A continuously variable transmission (CVT) is a type of automatic transmission that uses a belt and pulley system instead of fixed gears to provide a seamless, infinite range of gear ratios. Unlike a traditional automatic that shifts between a set number of gears (say, six or eight), a CVT can smoothly slide to any ratio between its lowest and highest settings. This design keeps the engine running at its most efficient speed more of the time, which is why CVTs improve fuel economy by roughly 10 to 15% compared to conventional transmissions under the same driving conditions.
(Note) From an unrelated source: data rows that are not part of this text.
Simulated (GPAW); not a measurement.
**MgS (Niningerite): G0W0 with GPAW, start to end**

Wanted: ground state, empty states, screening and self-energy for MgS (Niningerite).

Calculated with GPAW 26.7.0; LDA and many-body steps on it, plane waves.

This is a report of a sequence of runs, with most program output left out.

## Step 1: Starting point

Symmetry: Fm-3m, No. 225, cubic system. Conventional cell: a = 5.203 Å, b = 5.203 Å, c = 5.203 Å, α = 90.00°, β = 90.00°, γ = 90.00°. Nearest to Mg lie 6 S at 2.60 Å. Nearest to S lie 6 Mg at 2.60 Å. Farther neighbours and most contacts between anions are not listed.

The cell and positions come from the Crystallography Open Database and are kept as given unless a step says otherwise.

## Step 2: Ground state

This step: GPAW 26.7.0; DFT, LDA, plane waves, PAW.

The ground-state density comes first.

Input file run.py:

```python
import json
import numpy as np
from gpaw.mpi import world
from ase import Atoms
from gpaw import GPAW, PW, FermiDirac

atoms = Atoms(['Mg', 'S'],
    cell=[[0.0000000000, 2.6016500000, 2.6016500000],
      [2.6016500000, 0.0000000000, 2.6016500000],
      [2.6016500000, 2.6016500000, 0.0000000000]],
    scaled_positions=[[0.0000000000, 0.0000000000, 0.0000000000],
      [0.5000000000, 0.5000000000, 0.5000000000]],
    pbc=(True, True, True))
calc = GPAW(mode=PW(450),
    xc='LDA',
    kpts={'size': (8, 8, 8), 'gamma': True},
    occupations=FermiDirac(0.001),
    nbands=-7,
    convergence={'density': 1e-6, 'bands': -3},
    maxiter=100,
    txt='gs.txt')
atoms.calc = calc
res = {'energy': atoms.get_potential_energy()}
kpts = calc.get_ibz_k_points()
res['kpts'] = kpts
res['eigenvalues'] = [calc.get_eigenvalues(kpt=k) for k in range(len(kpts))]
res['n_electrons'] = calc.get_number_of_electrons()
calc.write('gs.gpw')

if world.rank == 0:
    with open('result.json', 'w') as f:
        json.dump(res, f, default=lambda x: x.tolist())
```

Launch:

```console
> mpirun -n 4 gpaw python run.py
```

How the Pulley System Works
The most common CVT design uses two pulleys connected by a V-shaped belt or metal chain. Each pulley is made of two cone-shaped halves that can move closer together or farther apart. When the cone halves squeeze together, the belt rides higher on that pulley, effectively making its diameter larger. When they spread apart, the belt drops lower, shrinking the effective diameter.
Here’s the key: as one pulley gets larger, the other must get smaller at the same time. The belt’s length doesn’t change, so both pulleys adjust simultaneously to keep proper tension. The drive pulley connects to the engine, and the driven pulley connects to the wheels. By continuously varying the diameter of each pulley, the transmission creates an infinite number of “gear” ratios between the lowest and highest extremes. There’s no stepping between fixed gears, just a smooth, continuous adjustment.
Other CVT Designs
While the pulley-and-belt type dominates passenger cars, two other designs exist for different applications:
- Toroidal CVT: Uses input and output discs with rollers sandwiched between them. The rollers tilt to change their contact points on the disc surfaces, which changes the gear ratio. This design handles higher torque but is more complex and expensive to manufacture.
- Hydrostatic CVT: Uses a hydraulic pump and motor instead of belts or discs. The engine drives a pump that pressurizes hydraulic fluid, which then spins a motor connected to the wheels. Changing the displacement of the pump or motor changes the ratio. You’ll find this type in riding mowers, some tractors, and heavy equipment rather than cars.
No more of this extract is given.